30 September 2006
Audition for embarking on the operatic society
(Image ©2003 Hamid Bahrami)Entering the fifth year of my life in Scotland, or from a wider perspective, Britain, I'm surely getting closer to my doctorate on the one hand, but on the other, I'm apparently retreating into the past to rediscover what are gradually fading into oblivion and giving way to other modern audio-visual entertainment.
I joined the Choir of the Church of the Holy Rude in October 2002 immediately after I arrived in Stirling, and have spent almost every Thursday evening for the choir practice and Sunday morning for the worship service ever since.
In November, with a zeal to embrace great choral works rather than merely to be confined in church anthems and congregational hymns, as well as encouraged by some elderly ladies in the church choir, I joined the Stirling University Choir.
However, probably because I am a fastidious, stubborn pedant and can't be asked to sing Brahms in English, I left the choir after singing Brahms's Ein deutsches Requiem in English at a concert in Dunblane Cathedral in May 2003. Speaking from a personal, and maybe biased, standpoint, replacing the original language in a vocal work, be it an art song, choral piece, opera or musical, with another language is absolutely bastardisation.
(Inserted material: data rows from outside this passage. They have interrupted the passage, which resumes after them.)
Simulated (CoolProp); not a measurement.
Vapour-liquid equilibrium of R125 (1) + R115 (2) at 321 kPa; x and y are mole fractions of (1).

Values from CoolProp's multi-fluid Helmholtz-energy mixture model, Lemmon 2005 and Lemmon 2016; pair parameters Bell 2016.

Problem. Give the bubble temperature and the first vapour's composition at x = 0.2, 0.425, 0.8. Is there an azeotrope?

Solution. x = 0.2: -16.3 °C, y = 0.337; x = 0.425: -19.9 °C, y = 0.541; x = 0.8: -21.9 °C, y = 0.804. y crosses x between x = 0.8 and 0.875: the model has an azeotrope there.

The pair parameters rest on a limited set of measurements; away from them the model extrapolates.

How can we distort the sound that was neatly designed by the composer simply to accommodate to the singer's or audience's language competency?
In September 2003 I switched to the Stirling City Choir and became the only Oriental face there. I love the city choir, although most members are senior citizens, and gents are always outnumbered by about three times the number of ladies. This is fairly common in Britain – choral societies are no longer appealing to the young generation, and men would spend more time in pubs or football matches.
On Wednesday, just three days ago, I joined the Stirling and Bridge of Allan Operatic Society, where, unlike the church choir, university choir or city choir, which are sort of all-encompassing and require no auditions, a musical director and a committee assess all new comers' musical ability.
It was an interesting rain-soaked evening. Having been practising my audition piece 'On the Street Where You Live', a song from the Broadway musical My Fair Lady, for several days since I made up my mind a week ago to expand my musical territory, marching on the field of operas and musicals, I crooned this show tune in a dazzling voice against the splash of a downpour outside the hall of Allan Park South Church.
Hardly had I finished the first verse, just a third of the song, before the musical director stopped me and said, 'enough, enough, that's good enough.' He then asked me to sing scales in order to assess my vocal range. Apparently satisfied with my E-g', wide enough for a baritone-bass, the musical director and the committee commenced a confidential meeting while I withdrew into the corridor. Three minutes later, they came out to congratulate me with a pithy remark: 'You're in!'
What a 'daunting' audition! It seemed that I had been preparing a formal speech, as formal as an address to Parliament and it turned out to be a casual chat. Anyway, I'm in the operatic society, exploring a dwindling tradition of British social life.